For good measure, I’ve also found and reported a soundness issue in scoped-tls-hkt (this issue is not relevant for the demonstration above on shared_cell 0.2):

1 Like

It has been

0

days since someone tried and failed to use unsafe to circumvent the lifetime system.

25 Likes

Oh no :sweat_smile:

Thank you so much for reviewing, I feel like I'm learning a lot about edge cases I never would have thought existed.

Trying to think how to fix it, my current thought is having with() take ShareCell by value, and make copying the cell unsafe (changing the inner &mut to & since copying that would be unsound). Since, I no longer think that there is a way to prevent the reëntrant case at compile time without taking ownership of the cell during the call to with(). Then, it should be sound for TaskGroup::spawn() to clone the SharedCell and pass it to the closure which returns a local future. Unless, you prove me wrong again :smile:

Hard to get a full picture from the description in words alone. I’m happy to look at some concrete type signatures and/or macros though ^^

I tried to write up some code, but I realized a fundamental issue with all the possible solutions I've come up with so far.

By using pasts::Executor recursive block_on(), there is no way to prevent reëntry at compile time, because any closure can gain access to the executor, which could yield from within a call to with().

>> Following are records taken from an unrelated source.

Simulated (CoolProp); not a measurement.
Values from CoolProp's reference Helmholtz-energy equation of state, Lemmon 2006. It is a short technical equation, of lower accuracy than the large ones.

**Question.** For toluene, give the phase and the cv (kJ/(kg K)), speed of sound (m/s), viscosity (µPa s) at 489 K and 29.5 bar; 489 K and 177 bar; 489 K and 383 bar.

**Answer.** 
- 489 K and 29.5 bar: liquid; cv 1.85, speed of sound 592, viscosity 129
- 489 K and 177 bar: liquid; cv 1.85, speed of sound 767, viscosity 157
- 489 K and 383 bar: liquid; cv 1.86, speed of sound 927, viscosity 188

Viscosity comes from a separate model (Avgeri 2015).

If I want to prevent it at compile time, then I would need to also control the async runtime.

I tried to implement the API I described above while also avoiding the fundamental issue with my original idea on how to implement it.

https://github.com/AldaronLau/shared_cell/tree/da404c1c92e910a084847d298e27add46f80d019

Thanks for sharing. I’m not sure yet whether I’ll be able to take a look today, or only tomorrow.